Burberry Hong Kong stores will continue to trade as they are with no short-term plans to close any stores, despite a “double-digit” same-store sales decline over the last quarter.

The UK-headquartered luxury apparel brand reported a disappointing half-year profit overnight, with operating profit down 5 per cent on revenue up 5 per cent. A one-off charge of £26.1 million from the write-down of its struggling beauty business hammered year-on-year comparisons.

CFO Carol Fairweather told a media conference call Burberry has “no near-term plans to close stores” in Hong Kong.

But while Hong Kong continued to struggle, Burberry Asia showed significant improvement, sales down in the “low single digits”. It appears Mainland Chinese consumers are buying the brand’s products at home, rather than in Hong Kong. Efforts to attract locals into Hong Kong stores have so far failed to pay off.

Nivindya Sharma, senior analyst with Verdict Retail, says brand’s story remains broadly the same, with wholesale and licensing continuing to drag down total revenue growth.  

Beyond Asia, first-half year retail revenue was boosted by a 30 per cent uplift in second quarter UK like-for-like sales as shoppers rushed to take advantage of the weaker pound helping the EMEIA region to grow 10 per cent.

“However, the Americas remain a particular bugbear for the luxury player, as the continuing struggle of department stores in the region and their resultant tighter inventory controls hurt Burberry’s wholesale revenue, while a volatile political environment dampens domestic customer demand further in the second half, affecting retail division revenue,” says Sharma.

Burberry expects the second half year to be broadly the same as the first half and has kept its profit guidance for the full-year unchanged – licensing will be the main drag on growth due to the expiry of a number of Japanese licenses, while net new space is expected to contribute low single-digit percentage growth to the full year overall.

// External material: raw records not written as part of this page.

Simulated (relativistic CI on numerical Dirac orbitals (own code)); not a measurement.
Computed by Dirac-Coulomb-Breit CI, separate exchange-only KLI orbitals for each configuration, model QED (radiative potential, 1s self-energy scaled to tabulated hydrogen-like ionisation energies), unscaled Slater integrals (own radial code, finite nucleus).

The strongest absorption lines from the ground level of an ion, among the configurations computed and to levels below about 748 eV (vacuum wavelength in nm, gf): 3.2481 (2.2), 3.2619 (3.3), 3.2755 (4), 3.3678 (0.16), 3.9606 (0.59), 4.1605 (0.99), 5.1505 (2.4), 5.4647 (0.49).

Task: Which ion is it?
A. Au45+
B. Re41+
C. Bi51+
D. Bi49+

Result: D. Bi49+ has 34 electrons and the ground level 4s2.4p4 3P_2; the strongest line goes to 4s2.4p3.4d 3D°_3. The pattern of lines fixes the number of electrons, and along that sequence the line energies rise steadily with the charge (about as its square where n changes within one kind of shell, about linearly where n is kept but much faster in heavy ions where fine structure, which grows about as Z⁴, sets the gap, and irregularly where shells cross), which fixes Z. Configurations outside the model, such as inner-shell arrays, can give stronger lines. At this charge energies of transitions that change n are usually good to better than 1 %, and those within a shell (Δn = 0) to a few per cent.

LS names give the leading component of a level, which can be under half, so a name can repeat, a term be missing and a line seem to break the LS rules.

“The environment for luxury brands will remain challenging over the remainder of 2016 and into 2017 as consumer confidence remain shaky across markets affecting disposable incomes, and new CEO Marco Gobetti will have quite the task at hand when he takes over in early 2017, to ensure Burberry weathers the storms ahead,” predicts Sharma.

“However, the luxury brand has many aces up its sleeve especially in terms of product innovation and customer experience. Its first see-now buy-now collection launched in stores in September and will help the retailer tap into customer demand for fresh-off-the-runway clothing that can be worn straightaway, while the recent revamp of to make it more customer-responsive, will improve conversion levels and customer satisfaction.”

The company will also likely be focusing on restoring its ailing beauty business. Four years ago it bought back its beauty and fragrances licenses, saying there were significant opportunities in the space. Underlying first-half sales falling 17 per cent.